It was said that if front ends were safe in 40mph shunts, they would endanger life in nose-to-tail shunts. By that logic, cars should be made of papier mache

The car industry doesn't so much shoot itself in the foot when it comes to PR, as blast both legs with sub-machine guns. This week's safety tests on seven superminis, which castigated the Rover 100 and praised the latest Fiesta and Polo, were a noble and honest attempt by the Department of Transport, the RAC and the AA to shed some light on car safety, an issue which motor makers' ads have done their best to obfuscate. And instead of making sensible comment and admitting that, yes, some cars are safer than others, and that much still needs to be done (though past improvements have been great), the various motor-industry PR dimwits who surfaced cried foul and tried to pour scorn on the whole worthy enterprise.

Individually, most car companies have effective PR, but when it comes to representing the motor industry as a whole there is a notorious level of incompetence. Past PR "coups" include hiring Coventry Cathedral to commemorate the centenary of the car. But the excuses that the Society of Motor Manufacturers and Traders (apologists and publicists for the car industry) and Rover, whose incompetent 100 supermini was castigated in the crash tests, trotted out this week plumbed new depths of disinformation. They whinged that the crash tests were done at too high speed - at 40mph, whereas new official crash tests will be done at 35mph. They whinged that the crash tests performed in the study were unrepresentative. And one SMMT "publicist" even maintained that, if car front ends were designed to be safe in 40mph shunts, they would be so tough that they would endanger life in nose-to-tail shunts, because the tails of cars would cave in. By this logic, all cars should be made out of papier mache.
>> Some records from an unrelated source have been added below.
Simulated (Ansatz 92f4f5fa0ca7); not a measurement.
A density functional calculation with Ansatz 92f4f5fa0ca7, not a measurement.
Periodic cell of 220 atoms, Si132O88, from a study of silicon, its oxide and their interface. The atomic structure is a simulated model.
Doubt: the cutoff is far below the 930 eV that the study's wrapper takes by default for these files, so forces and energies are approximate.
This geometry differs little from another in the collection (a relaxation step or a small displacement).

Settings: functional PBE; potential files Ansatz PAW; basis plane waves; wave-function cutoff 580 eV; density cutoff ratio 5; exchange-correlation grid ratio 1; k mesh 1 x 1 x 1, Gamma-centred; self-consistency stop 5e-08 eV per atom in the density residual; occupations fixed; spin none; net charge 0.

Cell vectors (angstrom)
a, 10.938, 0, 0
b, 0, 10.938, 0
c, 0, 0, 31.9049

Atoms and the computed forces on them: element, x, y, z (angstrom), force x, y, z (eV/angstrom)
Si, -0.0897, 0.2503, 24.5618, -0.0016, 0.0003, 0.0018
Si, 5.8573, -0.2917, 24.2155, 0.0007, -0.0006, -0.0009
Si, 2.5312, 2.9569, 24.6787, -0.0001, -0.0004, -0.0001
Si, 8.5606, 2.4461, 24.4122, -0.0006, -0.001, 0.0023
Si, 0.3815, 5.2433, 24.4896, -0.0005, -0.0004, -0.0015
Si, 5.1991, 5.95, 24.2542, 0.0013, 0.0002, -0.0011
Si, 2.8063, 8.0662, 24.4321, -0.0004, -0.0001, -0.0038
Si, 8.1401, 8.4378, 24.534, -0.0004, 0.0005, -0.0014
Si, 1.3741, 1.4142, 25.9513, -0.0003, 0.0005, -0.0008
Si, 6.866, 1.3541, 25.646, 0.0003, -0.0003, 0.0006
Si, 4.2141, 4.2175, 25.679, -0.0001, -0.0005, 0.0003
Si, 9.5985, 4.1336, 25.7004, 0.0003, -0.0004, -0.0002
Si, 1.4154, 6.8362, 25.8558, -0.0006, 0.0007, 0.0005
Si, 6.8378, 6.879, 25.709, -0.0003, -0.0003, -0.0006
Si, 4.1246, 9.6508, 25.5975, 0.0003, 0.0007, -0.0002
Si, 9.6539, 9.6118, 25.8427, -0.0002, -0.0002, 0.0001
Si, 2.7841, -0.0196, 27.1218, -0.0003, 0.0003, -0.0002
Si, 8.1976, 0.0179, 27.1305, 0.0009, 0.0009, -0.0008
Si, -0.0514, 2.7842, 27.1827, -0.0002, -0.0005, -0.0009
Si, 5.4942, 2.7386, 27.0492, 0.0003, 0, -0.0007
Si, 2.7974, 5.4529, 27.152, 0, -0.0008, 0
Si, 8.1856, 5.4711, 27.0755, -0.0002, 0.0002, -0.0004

In fact, this week's crash tests on the Rover 100, Ford Fiesta, VW Polo, Vauxhall Corsa, Renault Clio, Fiat Punto and Nissan Micra were not all bad news for the car makers. They showed that the newer cars - the Polo and the Fiesta - fared best. Ergo, cars are getting safer. John Bowis, minister responsible for road safety, said as much at the press announcement.

The Rover 100, an old Metro with extra chrome-work on the outside and wood on the inside, is almost 17 years old. It was designed well before car makers used computers properly to optimise strength, and as such will fold worse in a smash than newer, more advanced cars, such as the latest Fiesta or new Polo. This finding will surprise nobody, least of all Rover.

The 100 is still on sale purely because Rover has not had the resources to replace it, and no amount of glamorous Rover PR bumf (limited-edition Rover Kensingtons and Rover Knightsbridges, complete with trendy girl- about-town Sloaney owner etc) should kid you otherwise. Although it was not tested, it is a fair bet that the Mini, which is even older than the Metro, would have done even worse. The Rover 100 is an old, inadequate car that should have died years ago. These latest safety findings will , it is hoped, speed the death process a little. (The Mini is at least fun, even if I wouldn't want to crash in one.)

The Metro was the smallest car tested. I remember, a few years back, asking the safety chief of a big car maker which was the safest model of all, expecting him to proffer the names Mercedes and Volvo, whose reputations in this field are brightest. Instead, he simply answered: "The biggest. You can't overcome the law of physics. A two-ton car will always do better in a crash than a one-ton car."

Air-bags, side intrusion bars, crumple zones, seat belts etc all do their bit, and are part of the reason why cars are getting safer and why fewer motorists die every year. But, sometimes, they are fitted as much for marketing reasons - to imply safety and help to sell more cars - as for genuine safety reasons. The safest cars are not necessarily those with the most safety add-ons, as the ads imply.

So what are the safest cars? Disgracefully, nobody is really sure. But the new tests, launched this week, will help us to find out.